Morongo proposes to use SCE’s current authorized return on equity of 10.3% as a proxy for Morongo’s base return on equity. Morongo requests that FERC grant a 100-basis point adder to Morongo’s base return on equity, based upon Morongo’s commitment to become a new member of CAISO and transfer
operational control of its transfer capability under the Lease to CAISO once the Project has been
placed in service and Morongo has exercised its Option and closed on the Lease. Morongo asserts that the 100-basis point RTO participation incentive is just and reasonable based upon FERC’s policy encouraging new investment in transmission infrastructure, benefits from Morongo’s participation in the Project and membership in the CAISO and risks specific to Morongo Transmission by comparison to SCE and other diversified transmission utilities. In Order No. 679, Morongo states that FERC did not make a finding on the appropriate size or duration of the RTO Participation incentive, with the result that transmission utilities seek, on a case-by-case basis, an RTO participation adder of a specific size. Additionally, Morongo requested a 100-basis point adder for joining the CAISO as FERC has proposed a standard RTO Participation adder of 100 basis points in its current NOPR.
This case was before FERC for review an audit finding in Docket No. FA15-16 related to AFUDC for a natural gas pipeline. FERC found that Dominion Energy Transmission’s (DETI) calculation of AFUDC is not consistent with FERC’s accounting regulations. FERC found that it was undisputed that from 2008 to the present period covered by the Audit Report, DETI’s short-term debt balances exceeded DETI’s CWIP balances. Per the regulations in GPI No. 3(17)(b) (like those for electric utilities), DETI should have calculated its AFUDC rate using only weighted average short-term debt rates. However, DETI instead used the consolidated balances for short-term debt and CWIP maintained by its parent entity, Dominion Energy Gas Holdings, which covered numerous subsidiaries in addition to DETI. DETI determined that, for these consolidated balances, the consolidated CWIP monthly balances exceeded consolidated short-term debt, and thus DETI applied cost rates for long-term debt, preferred stock, and common equity to a portion of its CWIP to arrive at an AFUDC rate. The AFUDC rate, determined by DETI, was above the AFUDC rate allowed under the Commission’s regulations, leading to over capitalization of AFUDC, from 2008 through 2015, by approximately $54.1 million in audit staff’s estimation (although DETI estimates the impact to be approximately $48 million). FERC found that nothing in the text of the Commission’s regulations found at GPI No. 3(17), or in Order No. 561, authorized DETI to exclude the fact that its book balances of short-term debt exceeded its book balances of CWIP. Therefore, per GPI No. 3(17), DETI’s AFUDC rate should have been calculated without reference to cost rates for long-term debt, preferred stock, or common equity. The amount of AFUDC calculated by DETI exceeded the maximum amount prescribed by the AFUDC formula, yet at no time did DETI seek authorization from FERC, as required by GPI No. 3(17), to exceed that maximum amount. As FERC held in another proceeding in which a regulated entity, without seeking its authorization, excluded its short-term debt balances from its AFUDC rate calculation: “[O]ur regulations are clear and explicit that short-term debt should be included in the calculation of AFUDC rates …. It was and is [the regulated entity’s] obligation to justify a departure, i.e., a waiver of those regulations and that policy, and [it] did not and has not done so.”
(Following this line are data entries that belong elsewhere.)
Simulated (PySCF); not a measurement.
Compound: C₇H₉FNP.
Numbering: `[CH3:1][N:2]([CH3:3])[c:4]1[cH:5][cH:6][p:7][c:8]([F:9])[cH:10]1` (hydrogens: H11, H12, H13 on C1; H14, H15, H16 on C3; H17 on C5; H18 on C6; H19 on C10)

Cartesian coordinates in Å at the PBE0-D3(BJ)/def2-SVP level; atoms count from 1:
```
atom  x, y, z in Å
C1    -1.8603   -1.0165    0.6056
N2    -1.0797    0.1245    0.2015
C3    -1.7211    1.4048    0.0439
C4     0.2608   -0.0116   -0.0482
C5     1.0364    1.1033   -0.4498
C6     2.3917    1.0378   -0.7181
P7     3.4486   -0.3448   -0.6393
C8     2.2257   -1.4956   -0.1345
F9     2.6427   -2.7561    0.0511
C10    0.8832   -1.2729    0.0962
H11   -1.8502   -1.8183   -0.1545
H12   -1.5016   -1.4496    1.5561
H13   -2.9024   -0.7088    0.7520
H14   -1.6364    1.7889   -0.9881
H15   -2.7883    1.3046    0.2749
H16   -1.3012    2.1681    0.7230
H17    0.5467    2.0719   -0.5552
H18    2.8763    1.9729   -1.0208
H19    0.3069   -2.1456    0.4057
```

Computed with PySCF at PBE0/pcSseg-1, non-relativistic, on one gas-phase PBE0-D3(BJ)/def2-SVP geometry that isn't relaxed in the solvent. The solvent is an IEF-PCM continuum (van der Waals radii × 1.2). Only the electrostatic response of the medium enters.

 Otter Tail Power Co., 119 FERC ¶ 61,217, at P 15 (2007).
FERC Denies AEP's request to classify its middle creek energy storage project as a transmission asset
On July 22, 2020, in EL20-58, AEP requested FERC to determine that its Middle Creek energy storage project (Middle Creek) was eligible for cost-of-service recovery through AEP’s transmission formula rates, and specifically through the transmission accounts designated for such projects in Order No. 784. AEP asserts that Middle Creek is a transmission asset that has undergone full review through the PJM stakeholder process, and AEP does not propose that the project will participate in wholesale energy or capacity markets or provide ancillary services, and thus AEP does not propose to recover market-based revenues through those markets. Middle Creek is an innovative battery storage project that will provide an efficient and cost-effective solution to address outages on the AEP transmission system. AEP carefully analyzed the cause of those outages and potential alternative solutions, including tearing down and rebuilding 14 miles of transmission line segments, and determined that a properly sized battery storage solution would reduce customer exposure to the transmission outages at far less than the cost of the transmission rebuild project. The project went through the appropriate PJM stakeholder process, wherein it underwent the same review process as would a traditional wires solution. As such, AEP asserts that the Middle Creek Project is appropriately deemed a transmission project, consistent with the definition of a Transmission Facility under the PJM Tariff.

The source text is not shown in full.